Ingredients:
- Whole urad dal – 1 cup
- Ginger – 1/2 inch chopped roughly
- Onions – 1 medium (Diced)
- Green chillies – 2 diced finely
- Salt to taste
- Mustard seeds – 1 tsp
- Curry leaves – a few
- Coriander leaves – 2 tsp (finely diced)
- Curd (yoghurt) – 1 cup
- Oil – for deep frying
Method:
Soak the urad dal for 2 hours. Grind it into a coarse paste along with ginger and required salt. Add the onions and green chillies to this and mix well.
Heat oil in a kadai. Wet the palm of your hand with a little water. Take about a small-lime sized amount of dough and flatten in the palm to a disc. Make a hole in the center of the disc. Carefully remove from hand and drop in the hot oil. Fry until cooked on all sides and strain and keep aside. Repeat for the rest of the dough. Allow the vadas to cool down a bit.

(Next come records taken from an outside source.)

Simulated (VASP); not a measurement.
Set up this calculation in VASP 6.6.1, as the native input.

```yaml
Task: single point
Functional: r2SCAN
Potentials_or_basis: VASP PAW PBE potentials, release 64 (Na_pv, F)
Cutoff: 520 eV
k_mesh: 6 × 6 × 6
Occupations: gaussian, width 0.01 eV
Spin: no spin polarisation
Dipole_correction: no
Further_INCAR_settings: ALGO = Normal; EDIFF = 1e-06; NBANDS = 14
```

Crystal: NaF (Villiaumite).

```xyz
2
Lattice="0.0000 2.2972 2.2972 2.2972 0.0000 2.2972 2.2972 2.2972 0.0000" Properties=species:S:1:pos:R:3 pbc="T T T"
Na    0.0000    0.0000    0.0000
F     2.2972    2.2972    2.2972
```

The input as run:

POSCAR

In a wide and shallow bowl, add the curd and blend well with a spoon adding a little salt.
Take a small pan, heat a little oil (1 tsp), splutter mustard seeds, add the curry leaves and fry for a few seconds. Add this to the curd mix and mix well. Add in the coriander leaves to this and mix well.
Add the vadas to this curd mix one by one so they are almost immersed in the curd. Allow to remain for an hour before serving. Note: Can thicken the more kozhambu and immerse the vadas in this as well as an alternative.